Different Types of T-shirt Printing Methods (2018): In Details
Placing various designs on a t-shirt, spices up its plain, ordinary looks and transforms it into a unique, fashionable garment. This is something those t-shirt lovers are increasingly looking for these days, and it’s what makes t-shirt printing more lucrative than ever before.
Therefore, if you’re planning on starting a t-shirt printing business, don’t let any doubts hold you back. However, there are so many methods of printing t-shirts.
Therefore, when getting into the business, you might get confused regarding what method to use. You don’t want to use a method that doesn’t fit your or your customers’ needs.

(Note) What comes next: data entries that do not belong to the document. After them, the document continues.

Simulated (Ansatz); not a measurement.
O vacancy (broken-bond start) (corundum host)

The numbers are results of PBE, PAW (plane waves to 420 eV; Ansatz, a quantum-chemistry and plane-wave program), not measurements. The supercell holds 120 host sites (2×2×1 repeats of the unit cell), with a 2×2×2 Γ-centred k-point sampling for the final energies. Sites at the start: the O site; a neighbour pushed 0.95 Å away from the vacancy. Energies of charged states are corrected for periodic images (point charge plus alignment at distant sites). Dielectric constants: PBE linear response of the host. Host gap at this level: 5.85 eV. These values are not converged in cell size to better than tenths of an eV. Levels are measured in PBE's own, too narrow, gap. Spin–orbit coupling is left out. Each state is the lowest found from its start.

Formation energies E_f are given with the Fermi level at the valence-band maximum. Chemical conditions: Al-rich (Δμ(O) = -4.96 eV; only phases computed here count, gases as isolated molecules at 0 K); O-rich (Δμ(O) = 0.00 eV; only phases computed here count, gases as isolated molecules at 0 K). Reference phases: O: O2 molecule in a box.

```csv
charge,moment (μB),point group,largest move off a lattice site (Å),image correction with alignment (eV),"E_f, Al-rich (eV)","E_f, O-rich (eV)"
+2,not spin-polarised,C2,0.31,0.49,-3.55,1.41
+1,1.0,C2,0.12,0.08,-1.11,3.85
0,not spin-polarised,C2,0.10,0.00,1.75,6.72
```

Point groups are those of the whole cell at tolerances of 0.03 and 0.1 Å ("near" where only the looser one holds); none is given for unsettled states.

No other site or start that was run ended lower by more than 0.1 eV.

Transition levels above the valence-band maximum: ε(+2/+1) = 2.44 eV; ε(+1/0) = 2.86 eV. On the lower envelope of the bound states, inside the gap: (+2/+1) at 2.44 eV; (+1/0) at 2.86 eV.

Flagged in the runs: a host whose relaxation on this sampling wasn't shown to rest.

That is why I have composed this guide. In a few moments, you will discover the most common t-shirt printing methods. I will break things down for you so you can easily understand these methods. I will include their pros and cons and help you figure out what method suits you.
By the time you’re done reading this post, you will have a vivid idea of what different t-shirt printing methods entail and know which one to use for your business.
Guide to Various T-Shirt Printing Methods
1. Screen Printing
I thought we should start with the oldest and most common method.
Though invented in the ancient times, screen printing is still one of the most preferred methods, as it helps create vibrant, smooth and soft designs that last long. Of course, it has advanced over the years.
As a matter of fact, you can count on this method for all your needs, including placing text and graphic designs, and working on huge orders.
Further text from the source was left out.